Turn off Twitter, Anne Lamott says. And don’t clean the house. That’s what it takes to create the rich life you deserve
Time Lost and Found
James Hall
Lamott’s books include Operating Instructions and Traveling Mercies. Her new novel, Imperfect Birds (Riverhead Books; $26), will be published this month. She lives in Marin County, California.

I sometimes teach classes on writing, during which I tell my students every single thing I know about the craft and habit. This takes approximately 45 minutes. I begin with my core belief—and the foundation of almost all wisdom traditions—that there is nothing you can buy, achieve, own, or rent that can fill up that hunger inside for a sense of fulfillment and wonder. But the good news is that creative expression, whether that means writing, dancing, bird-watching, or cooking, can give a person almost everything that he or she has been searching for: enlivenment, peace, meaning, and the incalculable wealth of time spent quietly in beauty.

Then I bring up the bad news: You have to make time to do this.

This means you have to grasp that your manic forms of connectivity—cell phone, email, text, Twitter—steal most chances of lasting connection or amazement. That multitasking can argue a wasted life. That a close friendship is worth more than material success.

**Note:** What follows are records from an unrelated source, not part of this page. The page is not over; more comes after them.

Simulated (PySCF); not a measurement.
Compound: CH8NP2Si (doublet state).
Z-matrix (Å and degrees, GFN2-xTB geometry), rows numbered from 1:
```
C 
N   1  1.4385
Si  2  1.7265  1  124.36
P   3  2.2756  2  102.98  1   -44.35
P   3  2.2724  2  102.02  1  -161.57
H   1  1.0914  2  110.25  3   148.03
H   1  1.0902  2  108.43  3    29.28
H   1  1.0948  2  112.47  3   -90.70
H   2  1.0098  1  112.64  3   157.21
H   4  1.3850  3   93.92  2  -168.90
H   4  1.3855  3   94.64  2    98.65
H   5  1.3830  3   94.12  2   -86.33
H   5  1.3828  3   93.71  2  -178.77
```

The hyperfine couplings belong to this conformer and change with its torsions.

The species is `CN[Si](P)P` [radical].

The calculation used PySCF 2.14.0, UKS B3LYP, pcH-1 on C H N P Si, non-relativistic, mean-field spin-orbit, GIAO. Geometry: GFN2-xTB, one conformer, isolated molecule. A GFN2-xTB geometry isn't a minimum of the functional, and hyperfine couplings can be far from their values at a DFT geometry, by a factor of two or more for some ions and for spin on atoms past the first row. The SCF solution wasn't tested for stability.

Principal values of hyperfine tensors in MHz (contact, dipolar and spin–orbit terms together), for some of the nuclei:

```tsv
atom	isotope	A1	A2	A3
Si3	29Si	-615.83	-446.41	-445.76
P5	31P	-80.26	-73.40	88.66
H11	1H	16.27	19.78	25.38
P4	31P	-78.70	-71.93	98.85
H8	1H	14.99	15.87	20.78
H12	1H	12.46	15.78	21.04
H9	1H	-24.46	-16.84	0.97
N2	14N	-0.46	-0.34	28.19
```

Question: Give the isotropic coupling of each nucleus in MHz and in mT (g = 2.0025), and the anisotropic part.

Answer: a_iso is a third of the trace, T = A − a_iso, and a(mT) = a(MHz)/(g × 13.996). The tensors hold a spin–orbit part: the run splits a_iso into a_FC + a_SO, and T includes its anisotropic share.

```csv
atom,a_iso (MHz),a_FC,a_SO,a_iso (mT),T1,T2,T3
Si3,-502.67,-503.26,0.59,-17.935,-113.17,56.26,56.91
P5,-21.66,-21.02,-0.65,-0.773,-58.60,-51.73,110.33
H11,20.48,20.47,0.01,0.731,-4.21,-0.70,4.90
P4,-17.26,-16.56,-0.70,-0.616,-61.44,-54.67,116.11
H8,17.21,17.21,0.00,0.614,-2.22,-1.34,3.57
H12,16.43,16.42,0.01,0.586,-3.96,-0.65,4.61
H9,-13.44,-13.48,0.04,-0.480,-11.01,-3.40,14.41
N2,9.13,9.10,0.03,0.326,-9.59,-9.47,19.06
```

Needless to say, this is very distressing for my writing students. They start to explain that they have two kids at home, or five, a stable of horses or a hive of bees, and 40-hour workweeks. Or, on the other hand, sometimes they are climbing the walls with boredom, own nearly nothing, and are looking for work full-time, which is why they can’t make time now to pursue their hearts’ desires. They often add that as soon as they retire, or their last child moves out, or they move to the country, or to the city, or sell the horses, they will. They are absolutely sincere, and they are delusional.

I often remember the story from India of a beggar who sat outside a temple, begging for just enough every day to keep body and soul alive, until the temple elders convinced him to move across the street and sit under a tree. Years of begging and bare subsistence followed until he died. The temple elders decided to bury him beneath his cherished tree, where, after shoveling away a couple of feet of earth, they found a stash of gold coins that he had unknowingly sat on, all those hand-to-mouth years.

You already have the gold coins beneath you, of presence, creativity, intimacy, time for wonder, and nature, and life. Oh, yeah, you say? And where would those rascally coins be?

This is what I say: First of all, no one needs to watch the news every night, unless one is married to the anchor. Otherwise, you are mostly going to learn more than you need to know about where the local fires are, and how rainy it has been: so rainy! That is half an hour, a few days a week, I tell my students. You could commit to writing one page a night, which, over a year, is most of a book.

If they have to get up early for work and can’t stay up late, I ask them if they are willing NOT to do one thing every day, that otherwise they were going to try and cram into their schedule.

They may explain that they have to go to the gym four days a week or they get crazy, to which I reply that that’s fine—no one else really cares if anyone else finally starts to write or volunteers with marine mammals. But how can they not care and let life slip away? Can’t they give up the gym once a week and buy two hours’ worth of fresh, delectable moments? (Here they glance at my butt.)

John Clark
Make time to explore a passion, or at least take a walk.

Can they commit to meeting one close friend for two hours every week, in bookstores, to compare notes? Or at an Audubon sanctuary? Or a winery?

They look at me bitterly now—they don’t think I understand. But I do—I know how addictive busyness and mania are. But I ask them whether, if their children grow up to become adults who spend this one precious life in a spin of multitasking, stress, and achievement, and then work out four times a week, will they be pleased that their kids also pursued this kind of whirlwind life?

If not, if they want much more for their kids, lives well spent in hard work and savoring all that is lovely, why are they living this manic way?

I ask them, is there a eucalyptus grove at the end of their street, or a new exhibit at the art museum? An upcoming minus tide at the beach where the agates and tidepools are, or a great poet coming to the library soon? A pond where you can see so many turtles? A journal to fill?

If so, what manic or compulsive hours will they give up in trade for the equivalent time to write, or meander? Time is not free—that’s why it’s so precious and worth fighting for.

Will they give me one hour of housecleaning in exchange for the poetry reading? Or wash the car just one time a month, for the turtles? No? I understand. But at 80, will they be proud that they spent their lives keeping their houses cleaner than anyone else in the family did, except for mad Aunt Beth, who had the vapors? Or that they kept their car polished to a high sheen that made the neighbors quiver with jealousy? Or worked their fingers to the bone providing a high quality of life, but maybe accidentally forgot to be deeply and truly present for their kids, and now their grandchildren?

I think it’s going to hurt. What fills us is real, sweet, dopey, funny life.

I’ve heard it said that every day you need half an hour of quiet time for yourself, or your Self, unless you’re incredibly busy and stressed, in which case you need an hour. I promise you, it is there. Fight tooth and nail to find time, to make it. It is our true wealth, this moment, this hour, this day.